Going Pseudo-Direct

Anyone who’s read Diorex’s Affiliate Playbook knows that one of the goals to aim for in affiliate marketing is a direct-to-merchant relationship. This allows you to work directly with the merchant who’s offer you are promoting and cutting out the network middle man altogether, equating to higher payouts and more transparency.
For new affiliates or affiliates pushing moderate volume and lead quality, this is most likely out of the question until you prove yourself. Or is it?
While doing some research on a few payday offers, I was checking out an offer run on CX digital (awesome affiliate network for anyone looking for some quality offers). The particular offer that I looked at is Accelerated Payday. Nothing stellar…however theres a few things to take away from this offer. The first is the redirect path. If you look at the status bar, or use LiveHTTPHeaders for Firefox or some other redirect following tool, you’ll see that your browser goes to incentaclick.com 0> adiclicks.com 0> acceleratedpayday.com. The adiclicks.com intermediate tracking url is what we want to look for. In this case (and most of the time), this tells us that our traffic is being forwarded through another network/advertiser in addition to incentaclick. Looking at the AcceleratedPayday page, we see a link at the footer to Affiliate Program which takes us to Commission Wizard which, sure enough, is another affiliate network. So not only is Incentaclick taking a cut of the original lead cost, but Commission Wizard is well. Moreover, we can safely assume that Incentaclick is simply another affiliate on the CW network and is getting a payout greater than they are offering us so that they can turn a profit. Thus we can go ‘pseudo-direct’ (lame term but it gets the point across) by simply signing up for commission wizard and running the offer through them. This will allow us to get closer and closer to the end merchant, cut more middleman out of the process, and make more money on our leads.

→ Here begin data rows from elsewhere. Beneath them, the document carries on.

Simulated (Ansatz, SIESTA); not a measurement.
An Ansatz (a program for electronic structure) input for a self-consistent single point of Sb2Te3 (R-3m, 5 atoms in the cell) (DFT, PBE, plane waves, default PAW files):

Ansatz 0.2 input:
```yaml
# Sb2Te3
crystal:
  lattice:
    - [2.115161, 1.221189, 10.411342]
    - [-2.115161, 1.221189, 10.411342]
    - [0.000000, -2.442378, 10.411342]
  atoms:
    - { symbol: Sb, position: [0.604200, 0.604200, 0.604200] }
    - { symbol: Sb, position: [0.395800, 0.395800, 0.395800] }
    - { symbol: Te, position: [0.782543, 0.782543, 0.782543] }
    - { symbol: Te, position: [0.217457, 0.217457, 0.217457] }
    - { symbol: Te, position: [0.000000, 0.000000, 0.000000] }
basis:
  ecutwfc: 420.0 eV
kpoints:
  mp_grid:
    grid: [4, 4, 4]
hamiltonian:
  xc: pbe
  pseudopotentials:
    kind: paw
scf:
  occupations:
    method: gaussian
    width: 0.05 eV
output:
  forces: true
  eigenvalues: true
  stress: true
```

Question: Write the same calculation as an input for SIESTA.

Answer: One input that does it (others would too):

But what if the landing page doesn’t have a link to the parent affiliate company on it? Well, a lot of times, you can simply enter the redirect url (adiclicks.com) into google and it will give you the company that the tracking url belongs to. Another option is to put the tracking url into MyIPNeighbors and you will see some of the other sites on the IP address…this will more often than not have the affiliate networks page on it as well as a slew of other offers that this network runs. If nothing turns out at first with MYIPNeighbors, try incrementing the last octet of the ip address (if adiclicks resolves to 64.71.230.66, try 64.71.230.67, 64.71.230.68, etc). A lot of times networks own larger blocks of IP addresses so with a little snooping you can weed them out.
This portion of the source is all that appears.